“Go forth! Translate.” – Michael Henry Heim
I traveled to Brooklyn in early October in hopes of sighting the poet-translator Paul Legault in his natural habitat. I left my copy of his third book The Emily Dickinson Reader: An English-to-English Translation of Emily Dickinson’s Complete Poems back home because I feared the gold-edged volume with its golden yellow ribbon bookmark and queen’s blue hardcover would make me too conspicuous. Only later did I discover that blue and gold are the borough’s official colors.
As I waited to catch a glimpse of Legault in situ, I noted hipsters and normals carrying books with their bare hands, but none were the blue and gold volume I speak of. Members of all the tribes, including tourists, read on the subway: e-readers sheathed in leathery sleeves alongside yellowing paperback copies of lesser-known works by Vonnegut and Murakami. I also sighted two pairs of unicorn skinny jeans in the same afternoon (one pair boasted an army of tiny silver unicorns scattered evenly across the fabric, and the other featured a lone faded unicorn prancing across the wearer’s lap). I entered cafés, apothecaries, bookstores, hat shops, vintners, and corner bodegas stocked with organic everything. I overheard pods of Parisians arguing about who discovered Williamsburg first. I encountered languages, ages, skin tones, and walking styles as varied as I have seen back home, yet not a single pair of flip-flops. My thoughts always returned to Legault and his Emily, who – he says – “if she were still alive, I would attempt, and inevitably fail, to be her best friend.”
Smitten and unrequited, Legault offers up translations of Dickinson’s “complete poems” – all 1,789 of them as presented in R.W. Franklin’s definitive edition. He transports Dickinson into mostly fortune-cookie length snippets of contemporary English, more specifically into a dialect of American English spoken widely in urban pockets like Brooklyn, where increasing numbers of the highly educated and literary classes live, procreate, keep each other amused, and make their own cheese. Whether his exuberant game should be called a triumph that reignites our Dickinsonian fires, as the reviews thus far have concluded, or whether one should call Legault’s Dickinson Reader a joke he might have taken more seriously is a question best answered, I think, with another question: Are these among Legault’s strongest poems? I am not sure, though I find the project as a whole admirable and exciting. And I suspect that Legault, as a poet-translator and editor of ambitious translation projects, would want the answer to be an unequivocal yes.

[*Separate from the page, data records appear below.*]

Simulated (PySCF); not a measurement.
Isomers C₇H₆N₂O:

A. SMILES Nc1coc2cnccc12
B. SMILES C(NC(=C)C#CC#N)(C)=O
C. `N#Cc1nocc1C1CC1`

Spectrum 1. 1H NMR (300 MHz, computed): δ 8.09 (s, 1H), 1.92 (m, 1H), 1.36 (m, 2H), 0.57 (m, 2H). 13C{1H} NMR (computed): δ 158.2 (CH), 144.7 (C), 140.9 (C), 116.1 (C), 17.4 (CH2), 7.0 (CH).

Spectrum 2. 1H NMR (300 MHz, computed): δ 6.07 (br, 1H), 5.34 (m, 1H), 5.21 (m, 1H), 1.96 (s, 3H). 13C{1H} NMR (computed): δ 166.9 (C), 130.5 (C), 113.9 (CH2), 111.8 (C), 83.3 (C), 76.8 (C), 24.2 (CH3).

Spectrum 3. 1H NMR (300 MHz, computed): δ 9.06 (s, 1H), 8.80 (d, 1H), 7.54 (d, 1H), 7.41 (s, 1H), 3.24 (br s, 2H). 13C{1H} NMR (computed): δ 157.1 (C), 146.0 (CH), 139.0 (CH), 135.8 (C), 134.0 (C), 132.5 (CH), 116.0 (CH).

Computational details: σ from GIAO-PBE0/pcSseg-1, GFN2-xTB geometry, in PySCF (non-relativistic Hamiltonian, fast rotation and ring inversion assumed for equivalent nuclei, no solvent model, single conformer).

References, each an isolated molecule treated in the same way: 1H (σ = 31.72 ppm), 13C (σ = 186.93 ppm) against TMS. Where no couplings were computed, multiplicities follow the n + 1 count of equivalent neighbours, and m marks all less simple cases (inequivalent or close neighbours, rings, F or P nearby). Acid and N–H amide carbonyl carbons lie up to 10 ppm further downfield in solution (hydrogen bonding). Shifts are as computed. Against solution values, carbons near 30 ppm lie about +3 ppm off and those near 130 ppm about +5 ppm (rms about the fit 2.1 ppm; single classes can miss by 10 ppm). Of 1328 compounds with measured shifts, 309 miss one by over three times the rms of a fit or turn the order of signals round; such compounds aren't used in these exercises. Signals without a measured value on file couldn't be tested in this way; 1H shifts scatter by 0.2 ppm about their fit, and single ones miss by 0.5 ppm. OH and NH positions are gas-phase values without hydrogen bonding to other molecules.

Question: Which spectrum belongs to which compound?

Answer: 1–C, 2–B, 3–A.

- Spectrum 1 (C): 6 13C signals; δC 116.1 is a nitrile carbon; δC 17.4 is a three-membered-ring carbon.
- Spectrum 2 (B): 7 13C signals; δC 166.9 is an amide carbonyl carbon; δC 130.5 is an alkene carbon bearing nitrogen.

The Emily Dickinson Reader is Legault’s third book in as many years and his first composed exclusively of translations. His debut The Madeleine Poems received the Omnidawn Poetry Prize in 2009 for its series of invocations of the figure Madeleine in her various guises (poems include “Madeleine as Travelogue,” “Madeleine as Matador,” and “Madeleine as Forest Gospel”). His second book The Other Poems earned distinct praise from Marjorie Perloff, who describes the collection as “seventy-five taut and dazzling sonnets” that break “genuinely new ground for the lyric.” I would like to compare lines from all three books, and the translation in question to its original, to suggest that Legault’s Dickinson lacks some of what we have come to expect of him.
Legault translates Dickinson’s 20-line five stanza poem #340 “I felt a Funeral, in my Brain” as follows: “Suddenly it is as if all plurality became one thing, and in / becoming so died. Or else just I died.” He distills, or collapses depending on your point of view, a poem built with more than 100 words on a frame of slant rhyme and hymn-meter into two colloquially phrased sentences of 20 words total. Let us agree that Legault’s version cannot, and is not meant to, rephrase Dickinson’s original, but rather seeks to recreate the spirit of the poem in a style and length that speak to today’s readers (who tweet and text while reading multiple books on a single flickering screen). Let us ask, then, if Legault’s 20 words do enough to be called a felicitous or persuasive version of Dickinson’s poem #340 with its “Mourners to and fro” and “beating – beating –” of a funeral service in the speaker’s brain that leaves her “and Silence – some strange Race / Wrecked, solitary, here –”.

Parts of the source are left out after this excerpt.